MTA's Doomsday Scenario is Bunk

Whom do they think they're kidding?
 
The MTA keeps turning up the volume. It's doomsday. It's “beyond doomsday.”  Extreme measures may be necessary like closing down the subways at night. They tell us to brace for the worst -- service cuts, higher fares or new tolls. Meanwhile, leaders of the three branches of state government have been playing a game of pass the buck. Everyone points to the other guys and waits for someone else to make a move.
 
It's all so much drivel. No matter where the money comes from it's the little man or woman ultimately who will have to foot the bill. The MTA keeps calling on the state to come up with the money. And who is the state? The state is us. The coffers of the state contain money that comes from the taxpayers. So no matter whether you raise the fares, impose tolls or make service cuts, ultimately it's the strap hangers and bus riders who will have to pay.
 
MTA's executive director Elliot Sander says without a rescue package from Albany, the authority would have to “throw our budget out and come up with a new budget that will enable us to deal with significant deficits in '09 and '10.” 

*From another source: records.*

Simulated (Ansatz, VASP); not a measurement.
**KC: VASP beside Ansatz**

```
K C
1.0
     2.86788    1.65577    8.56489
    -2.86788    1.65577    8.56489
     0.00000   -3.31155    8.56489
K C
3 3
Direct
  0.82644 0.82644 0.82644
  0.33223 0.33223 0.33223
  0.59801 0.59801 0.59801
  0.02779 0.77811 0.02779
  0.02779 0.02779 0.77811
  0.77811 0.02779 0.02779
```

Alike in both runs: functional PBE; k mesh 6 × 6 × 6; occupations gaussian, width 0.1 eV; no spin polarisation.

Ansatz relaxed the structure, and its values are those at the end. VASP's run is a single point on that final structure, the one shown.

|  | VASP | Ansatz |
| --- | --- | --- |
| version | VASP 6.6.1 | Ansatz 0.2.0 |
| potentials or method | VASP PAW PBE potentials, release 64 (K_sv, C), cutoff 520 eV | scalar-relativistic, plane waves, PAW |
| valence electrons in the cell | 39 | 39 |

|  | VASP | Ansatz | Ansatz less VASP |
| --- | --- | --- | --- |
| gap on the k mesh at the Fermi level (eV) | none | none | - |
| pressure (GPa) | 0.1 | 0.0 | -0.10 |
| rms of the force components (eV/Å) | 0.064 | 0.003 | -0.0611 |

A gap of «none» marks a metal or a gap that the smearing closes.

Talking about what could happen without the rescue package, Sander has a dire warning: “I'm not sure the English language captures what goes beyond doomsday but to me, as a transit professional, as a citizen and a user of the system, they are just unbelievably difficult and I think some would view them as horrifying.”

 “At this point there is no tomorrow,” MTA chairman H. Dale Hemmerdinger added.
 
What's most horrifying is that nobody involved in this mess is being straight with us. Sander and the MTA are creatures of Albany. The MTA was set up originally, way back in the days of Governors Rockefeller and Lindsay, to divert attention from the mayor, the governor and the Legislature. I witnessed it. The MTA is a puppet, a creature of the state, and Sander is way down the line in the pecking order.
          
And, by the way, as the rhetoric intensifies, where is Mayor Bloomberg? He's like that archaic saying that good children should be seen but not heard. Well, he's not being heard. Even as threats swirl around the millions of his constituents who depend on the subways and buses every day, Mike Bloomberg is not saying much at all. Maybe he fears to tread in these dangerous waters.
 
But you can't single him out. There are no heroes out there. And it's time the parties with power -- the governor, the mayor, the Assembly speaker and the Senate majority leader -- stepped up to the plate and came up with a plan. We need leadership in this financial crisis, not buck passing or weeping and wailing.